The NYSE and Archipelago insist the two systems will work side-by-side, but many observers think the electronic side will gradually become dominant. A move into electronic trading was probably inevitable at the exchange, given the success of electronic markets, Siegel said, but may have been hastened by recent scandals at the NYSE.



He and two co-authors argued in a 1993 book, Revolution on Wall Street: The Rise and Decline of the New York Stock Exchange, that the tradition-bound NYSE was dragging its feet on technological advances that could make exchanges more efficient and reduce the various costs associated with trading. Although the NYSE and Archipelago say the auction system will continue to operate alongside the electronic one, many observers expect the floor specialists to survive for only a few years.

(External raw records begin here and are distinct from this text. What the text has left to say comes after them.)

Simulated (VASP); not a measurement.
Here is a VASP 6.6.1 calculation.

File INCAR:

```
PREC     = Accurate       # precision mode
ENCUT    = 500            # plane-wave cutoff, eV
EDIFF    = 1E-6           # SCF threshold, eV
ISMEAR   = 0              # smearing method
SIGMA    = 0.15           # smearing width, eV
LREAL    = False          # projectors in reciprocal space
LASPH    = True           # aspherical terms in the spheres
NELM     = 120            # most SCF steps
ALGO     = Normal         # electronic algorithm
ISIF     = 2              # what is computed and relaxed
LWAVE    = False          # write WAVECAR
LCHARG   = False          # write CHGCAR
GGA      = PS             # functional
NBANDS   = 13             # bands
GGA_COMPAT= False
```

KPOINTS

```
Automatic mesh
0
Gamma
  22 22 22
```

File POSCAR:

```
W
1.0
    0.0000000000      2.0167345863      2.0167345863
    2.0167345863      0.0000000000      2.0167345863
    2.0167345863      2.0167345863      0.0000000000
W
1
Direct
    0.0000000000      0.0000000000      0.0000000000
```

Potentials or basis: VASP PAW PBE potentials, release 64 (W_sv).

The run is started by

“We were commenting [in the book] that there were a large number of different interests in the membership of the exchange. It was very difficult to get anything done,” said one of Siegel’s co-authors, Wharton finance professor Marshall E. Blume. The third author was writer Dan Rottenberg.



Exchanges of all types provide places for buyers and sellers to come together to trade, just as people once did on market days. A good exchange must have fast systems to complete trades and to disseminate price and other information, so that prices accurately reflect supply and demand. The exchange itself is not concerned with whether prices rise or fall.



Decline of the “Big Board”


The NYSE was formed in 1792 when 24 traders signed the Buttonwood Agreement, named for the tree under which the original trading was done. Throughout its history, the exchange has been owned by the people and firms that conduct trading there. Today there are 1,366 members — individuals, partnerships or companies that own the seats required to execute trades for brokers and other customers. The exchange was incorporated in 1971 as a not-for-profit corporation, and it operates on various fees charged to people and companies that use it, including the 2,774 companies whose stocks are listed.



It has long been considered a matter of prestige for a company to meet the NYSE listing requirements and to be accepted to the “Big Board.” But the prestige has diminished somewhat in recent years, as some big, successful companies like Microsoft and Intel have chosen to stay on the Nasdaq market even after they grew big enough to qualify for the NYSE. Indeed, in the past two decades the NYSE and Nasdaq have sparred over which provides the best service to listed companies and traders. The Nasdaq is a completely electronic system, as are virtually all the exchanges formed around the world in the past few decades.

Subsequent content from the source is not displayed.